Auditing forgotten subscriptions yearly can put hundreds back in your pocket

A visual of a user navigating a streaming services app on a smart TV or device

Forgotten streaming services, lapsed gym memberships, and auto-renewing software licenses quietly drain household budgets month after month. In the United Kingdom alone, consumers spent 688 million pounds on unused subscriptions in a single year, according to Citizens Advice research. Regulators in the United States are now pushing back with new rules that force companies to remind customers what they are paying for and make cancellation simpler, creating a concrete opening for anyone willing to sit down once a year and review recurring charges.

Annual reminders and federal rule changes shift the burden to businesses

California’s AB-2863, introduced during the 2023–2024 legislative session, requires businesses to send an annual reminder for many auto-renewal and continuous-service subscriptions. Each notice must disclose the product or service name, billing frequency and amount, and the method a customer can use to cancel. The law treats transparency as a structural fix: if people know exactly what they are paying and how to stop, fewer charges will slip through unnoticed.

The statute also aligns with a broader push in California to standardize consumer-facing disclosures. Compliance will depend not just on whether companies send reminders, but on how prominently they present cancellation options and whether those options are genuinely usable on mobile devices, where many sign-ups originate. Because AB-2863 focuses on recurring charges rather than one-off purchases, it directly targets the slow leak of money from household budgets instead of isolated billing disputes.

At the federal level, the FTC amended its Negative Option Rule to require clear disclosures, affirmative consent before enrollment, and a simple cancellation process. The updated rule directly targets the design friction that keeps people paying long after they stop using a service. Among other provisions, it requires that cancellation be at least as easy as sign-up and that companies stop using misleading button labels or pre-checked boxes to nudge people into recurring plans.

Whether these combined state and federal mandates actually reduce average monthly subscription spending in affected households remains an open question. The hypothesis that states with annual-reminder mandates will see measurable drops in subscription outlays within 18 months is plausible but untested, because no public dataset yet tracks household-level spending changes tied to these specific rules. For now, regulators are relying on enforcement actions and complaint data as proxies for consumer harm.

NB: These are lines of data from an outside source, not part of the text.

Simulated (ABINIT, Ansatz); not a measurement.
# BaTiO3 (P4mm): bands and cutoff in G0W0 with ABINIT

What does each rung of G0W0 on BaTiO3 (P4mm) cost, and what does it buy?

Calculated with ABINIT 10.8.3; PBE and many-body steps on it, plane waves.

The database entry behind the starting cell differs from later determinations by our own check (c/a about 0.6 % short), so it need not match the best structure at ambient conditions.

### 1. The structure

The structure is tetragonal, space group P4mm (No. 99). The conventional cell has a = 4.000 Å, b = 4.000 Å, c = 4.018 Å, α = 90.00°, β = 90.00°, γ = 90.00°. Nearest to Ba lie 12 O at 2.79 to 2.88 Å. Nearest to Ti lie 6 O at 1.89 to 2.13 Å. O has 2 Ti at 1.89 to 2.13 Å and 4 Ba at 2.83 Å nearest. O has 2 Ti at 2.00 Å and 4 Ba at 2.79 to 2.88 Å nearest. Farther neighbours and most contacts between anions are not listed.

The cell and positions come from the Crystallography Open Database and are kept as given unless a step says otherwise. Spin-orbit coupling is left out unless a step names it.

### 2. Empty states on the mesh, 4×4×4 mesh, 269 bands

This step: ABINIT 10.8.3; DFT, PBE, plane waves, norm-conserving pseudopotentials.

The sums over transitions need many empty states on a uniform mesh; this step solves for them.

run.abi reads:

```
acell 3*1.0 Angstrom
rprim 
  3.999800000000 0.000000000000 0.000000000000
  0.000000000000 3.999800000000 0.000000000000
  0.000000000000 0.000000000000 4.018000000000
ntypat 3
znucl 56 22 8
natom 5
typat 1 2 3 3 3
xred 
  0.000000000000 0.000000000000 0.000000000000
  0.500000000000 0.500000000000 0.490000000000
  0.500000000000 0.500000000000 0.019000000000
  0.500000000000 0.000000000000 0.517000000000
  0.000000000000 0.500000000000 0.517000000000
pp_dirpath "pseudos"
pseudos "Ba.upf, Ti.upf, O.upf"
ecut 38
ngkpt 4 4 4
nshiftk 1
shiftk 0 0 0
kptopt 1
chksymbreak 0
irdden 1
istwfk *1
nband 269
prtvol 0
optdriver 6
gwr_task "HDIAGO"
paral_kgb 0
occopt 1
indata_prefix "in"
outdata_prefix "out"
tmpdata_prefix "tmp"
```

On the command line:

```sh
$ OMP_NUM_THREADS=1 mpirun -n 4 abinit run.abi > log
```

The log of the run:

Enforcement actions show the scale of money at stake

The size of recent federal enforcement cases illustrates how much money flows through hard-to-cancel billing systems. The FTC’s action against Vonage resulted in $100 million returned to customers who had been trapped by what the agency called illegal dark patterns and junk fees when trying to end their service. Separately, the FTC filed a complaint against Amazon, alleging the company enrolled consumers in Amazon Prime without consent and then sabotaged their attempts to cancel.

Academic research backs up the pattern these cases expose. A cross-country analysis published on arXiv, titled “Staying at the Roach Motel,” systematically documented manipulative subscription and cancellation flows across multiple countries, finding that design barriers consistently made signing up far easier than opting out. That asymmetry is the core mechanism behind forgotten subscriptions: when cancellation requires multiple screens, phone calls, or buried menu options, many consumers simply give up and keep paying.

Citizens Advice research in the UK quantified the aggregate cost, finding that consumers collectively spent hundreds of millions of pounds on services they no longer used, from streaming bundles to insurance add-ons. The report emphasized that people often did not realize they were still being billed until they checked their statements in detail, underscoring why clear reminders and straightforward exits matter.

Data, transparency, and the role of public records

Tracking whether new rules are working will require more than headline enforcement numbers. Complaint volumes, refund totals, and case outcomes can all signal where recurring billing practices cross the line from confusing to deceptive. In California, state-level data portals such as the OpenJustice platform already centralize information on enforcement trends in other areas, offering a model for how subscription-related actions could be monitored over time.

Publicly searchable enforcement records would help researchers test whether annual reminder laws correlate with fewer complaints about unauthorized charges or “roach motel” cancellation flows. They would also give policymakers a way to compare the impact of different regulatory approaches, from disclosure-focused statutes like AB-2863 to more prescriptive rules that dictate specific interface designs.

What households can do now

While regulators refine rules and build cases, individual households do not have to wait to benefit from the new landscape. A simple annual audit of bank and card statements can surface dormant subscriptions in less than an hour. Sorting transactions by merchant name and scanning for repeating monthly or annual charges is often enough to reveal forgotten services.

Once those charges are identified, the new federal and state standards give consumers leverage. If a company makes cancellation materially harder than sign-up, hides key terms, or fails to send required reminders, that may be grounds for a complaint to regulators or state attorneys general. Even when a service technically complies, the mere presence of an annual reminder can nudge people to ask whether a subscription still earns its place in the household budget.

The broader promise of these rules is not just fewer junk charges, but a shift in default expectations. Instead of assuming that subscriptions, once started, will run indefinitely until someone fights to stop them, the emerging framework treats ongoing consent and clarity as obligations companies must actively maintain. For consumers willing to pair that framework with a yearly review of their own accounts, the result can be a quiet but meaningful raise-won not by earning more, but by finally turning off what they no longer use.